New EU legislation is expected to increase the volume of UK export health certificates being completed for goods sold to the EU by a third, making some food products “unviable” as exports.
From 21 April, goods containing either meat, pasteurised milk, or egg-related contents (also known as ‘shelf-stable’ products) from non-EU countries will require vet-stamped certification to be exported to the EU.
The new rules will also apply to trade between Great Britain and Northern Ireland.
Crisps and chocolate bars
The rule-change will mostly affect cover multi-ingredient products such as chocolate bars and curry sauces.
Some products – such as cheese and onion crisps, which contain cheese powder – will require pages of “attestation” documents detailing the source of the cheese used to flavour the crisps, according to the Food and Drink Federation (FDF).
“The added bureaucracy will prove costly to businesses of all sizes,” Ian Wright, FDF chief executive, told the FT.

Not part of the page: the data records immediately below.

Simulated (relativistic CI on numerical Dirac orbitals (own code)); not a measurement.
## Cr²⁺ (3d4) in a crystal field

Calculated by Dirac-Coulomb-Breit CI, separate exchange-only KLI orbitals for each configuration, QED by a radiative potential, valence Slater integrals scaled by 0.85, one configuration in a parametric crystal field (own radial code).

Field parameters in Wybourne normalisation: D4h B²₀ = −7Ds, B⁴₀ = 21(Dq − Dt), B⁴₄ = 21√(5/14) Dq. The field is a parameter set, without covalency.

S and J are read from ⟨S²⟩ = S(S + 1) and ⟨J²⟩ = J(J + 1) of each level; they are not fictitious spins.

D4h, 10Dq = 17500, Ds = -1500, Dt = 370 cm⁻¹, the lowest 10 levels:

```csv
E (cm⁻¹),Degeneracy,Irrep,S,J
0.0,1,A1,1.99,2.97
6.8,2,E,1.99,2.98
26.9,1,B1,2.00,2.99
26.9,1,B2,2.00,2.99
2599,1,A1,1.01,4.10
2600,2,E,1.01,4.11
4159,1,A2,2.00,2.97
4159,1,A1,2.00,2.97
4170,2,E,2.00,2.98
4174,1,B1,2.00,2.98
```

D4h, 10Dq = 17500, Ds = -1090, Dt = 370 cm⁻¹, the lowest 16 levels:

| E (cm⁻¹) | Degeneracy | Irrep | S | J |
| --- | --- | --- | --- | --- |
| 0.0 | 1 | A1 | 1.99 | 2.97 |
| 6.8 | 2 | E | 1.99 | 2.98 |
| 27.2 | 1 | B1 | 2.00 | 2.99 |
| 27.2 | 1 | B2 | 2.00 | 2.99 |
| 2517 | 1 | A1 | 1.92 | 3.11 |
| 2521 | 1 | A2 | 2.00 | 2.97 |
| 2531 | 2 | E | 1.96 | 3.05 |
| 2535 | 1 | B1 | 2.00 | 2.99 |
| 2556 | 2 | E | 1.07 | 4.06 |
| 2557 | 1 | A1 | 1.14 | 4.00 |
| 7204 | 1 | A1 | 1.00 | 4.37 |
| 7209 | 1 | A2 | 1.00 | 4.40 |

According to the Chilled Food Association, the new rules will require a 36% increase in health certificates, most of which will impact trade with Ireland worth about £1bn a year.
James Russell, the president of the British Veterinary Association, said there was “a capacity challenge” with not enough vets available to do the work of approving certificates.
“We do have concerns”, he said. “We know already that there are some pinch points as vets are being diverted towards export documentation”.
The Telegraph also reports that electrical goods – including refrigerators, washing machines and TVs – sold in Northern Ireland will need to display an EU flag on their energy efficiency labels rather than the Union Jack.
The EU flag remains because the country must follow Brussels’ energy labelling rules due to the Northern Ireland Protocol.
Sammy Wilson, the DUP’s Brexit spokesman, said it was an example of how the Protocol was detaching the country from the rest of the UK.
The UK is also looking at its laws with business minister Paul Scully revealing today (11 March) that decades-old laws are going to be reviewed amid concerns consumer product standards don’t sufficiently protect gender and racial discrimination.
A statement from the Department for Business Energy and Industrial Strategy said it wanted to “explore how product safety can be improved to reflect the needs of everyone in society”.
The department flagged up examples of how technology might not serve the needs of all – including VR headsets associated with higher levels of motion sickness in women and facial recognition technologies that are less able to recognise certain skin tones.
A call for evidence will run for 12 weeks and a paper produced thereafter.